The subjunctive mood is a verb form that is used to express doubt or uncertainty in a statement. When someone says something that is doubtful or that is clearly known to be false, the subjunctive mood changes the form of the verb to express that feeling. Another time when the subjunctive mood is used is to convey that a speaker is stating something that is a wish, hope, or of uncertain outcome. This verb in such circumstances is different than the verb that would be used in the indicative mood, even if the rest of the sentence is a declarative statement.
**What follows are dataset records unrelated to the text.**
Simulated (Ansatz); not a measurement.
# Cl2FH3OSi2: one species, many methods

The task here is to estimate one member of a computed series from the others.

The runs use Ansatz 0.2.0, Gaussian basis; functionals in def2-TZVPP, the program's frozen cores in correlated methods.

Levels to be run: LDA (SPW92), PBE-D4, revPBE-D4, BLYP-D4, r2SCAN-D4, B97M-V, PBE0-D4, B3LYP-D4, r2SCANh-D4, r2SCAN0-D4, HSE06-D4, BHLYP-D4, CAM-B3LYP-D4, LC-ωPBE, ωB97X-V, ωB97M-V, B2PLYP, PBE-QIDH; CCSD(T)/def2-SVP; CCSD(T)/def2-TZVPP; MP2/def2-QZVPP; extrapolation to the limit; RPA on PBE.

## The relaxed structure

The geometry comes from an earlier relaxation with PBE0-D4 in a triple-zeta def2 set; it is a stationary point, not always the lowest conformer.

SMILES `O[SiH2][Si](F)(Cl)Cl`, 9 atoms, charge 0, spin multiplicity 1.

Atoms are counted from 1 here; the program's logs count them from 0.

Conditional sentences or statements are the most common and recognizable use of the subjunctive mood. A phrase that begins with if and then states a condition that is either uncertain or known to be false should contain a verb in the subjunctive mood. For example, someone might say, "If I were rich, I would" which indicates a condition that is known to be false and an idea that is dependent on that condition. The verb "were" is the present subjunctive form of the verb "to be."

Woman standing behind a stack of books
Woman standing behind a stack of books

The expression of a wish or hope, or the statement of an outcome that is uncertain also calls for the use of the subjunctive mood. The phrase "I wish" is typically followed by another phrase that is not yet true or that may not happen. This uncertainty is expressed by using the subjunctive form of the verb.

Changing the form of the verb in this way might seem grammatically incorrect because it uses what is ordinarily the past tense form of a verb in a present tense sentence. For most native speakers, the change in form simply sounds right. It isn't until someone stops to think about it or explain it to someone else that many native speakers will ever even notice the difference. On the other hand, people who are new to the language can sometimes find the subjunctive mood rather confusing, especially when hearing it used for the first time.

There are however, instances when the verb does not seem changed because of how a specific verb is conjugated for a specific subject. An example of this would be saying "you were" compared to saying "she were" when expressing a wish or hope. Adding "I wish" to the beginning of either phrase makes it correct in the subjunctive, but the phrase "she were" sounds much more awkward by itself because it is so different from how that particular subject and that particular form of the verb are normally used together.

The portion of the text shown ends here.